Metro Vancouver, citing unprecedented growth in park use during 2020, has added 56 hectares to the Codd Wetland Ecological Conservancy Area in Pitt Meadows.
Located east of Pitt River in the Pitt Polder region, the land will protect ecologically diverse wildlife habitat and provide opportunities to develop future trails and viewpoints, said a press release from Pitt Meadows city hall Monday morning.
“Pitt Meadows is known as the Natural Place for a reason,” said Mayor Bill Dingwall.
“Parks are the second-largest land use in Pitt Meadows at 27 per cent. The addition of these park lands is an important natural asset and another positive step that reaffirms our commitment to mitigate the impacts of climate change and to protect our natural areas to ensure current and future generations can continue to connect with nature in our community,” he said.
Metro spent $7.4 million on the new land acquisition, and held a press conference Monday morning near the north end of 224th Street on the Bordertown Bridge, which is near the long-running Bordertown television set. The newly acquired property was behind the speakers at the podium.
Sav Dhaliwal, chair of the Metro Vancouver board of directors, said record visitation to Metro’s regional parks in 2020 underscored the need for such acquisitions.

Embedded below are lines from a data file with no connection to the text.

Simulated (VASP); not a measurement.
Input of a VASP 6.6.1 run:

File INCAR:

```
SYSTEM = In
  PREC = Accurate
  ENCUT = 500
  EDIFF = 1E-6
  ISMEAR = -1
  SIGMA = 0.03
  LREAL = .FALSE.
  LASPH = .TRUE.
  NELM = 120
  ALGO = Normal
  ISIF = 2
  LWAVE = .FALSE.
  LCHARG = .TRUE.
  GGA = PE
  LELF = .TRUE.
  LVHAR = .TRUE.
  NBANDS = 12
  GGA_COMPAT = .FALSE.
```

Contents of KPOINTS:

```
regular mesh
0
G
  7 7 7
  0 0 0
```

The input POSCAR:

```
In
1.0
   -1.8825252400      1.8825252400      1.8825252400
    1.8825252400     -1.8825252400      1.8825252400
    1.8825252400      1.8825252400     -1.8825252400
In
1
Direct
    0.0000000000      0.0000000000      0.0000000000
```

During the past several years, regional parks attracted 11 to 12 million visits annually, with an average increase of four per cent per year, which is more than twice the rate of local population growth. Visitation records in 2020 are already well above with 14 million visits recorded already this year.
“The experience these past months has made it clear – people want to spend time outdoors,” said Dhaliwal.
John McEwen, chair of the Metro Vancouver regional parks committee, said the area in northeastern Pitt Meadows has the potential to one day become part of “a Stanley Park for the eastern region.”
“Our vision for the greater Codd area is to create a vast and stunning park complex in the rapidly-growing northeastern part of the region by expanding and connecting three separate existing protected areas: Codd Wetland Ecological Conservancy Area, Blaney Bog Regional Park Reserve, and the North Alouette Regional Greenway,” added McEwen.
“Thanks to our collaborations with the cities of Pitt Meadows and Maple Ridge, we are making progress on bringing together these three areas that have been fragmented by historical land use changes.”
The existing Codd Wetland Ecological Conservancy Area was acquired in 2004 and consists of 104.5 hectares that includes the Blaney Creek floodplain, the wetlands, and the tributary streams east of Codd Island.
It is one of the last remaining floodplain wetlands within the Alouette River watershed that is not diked and is home to more than 200 species of wildlife including birds, mammals, and amphibians.
In recognition of its significant ecological value, the Codd Wetlands are currently managed as an Ecological Conservation Area and are not open to the public.
That will change as Metro plans how to balance conservation with public access, in a planning process that could take two year, said McEwen.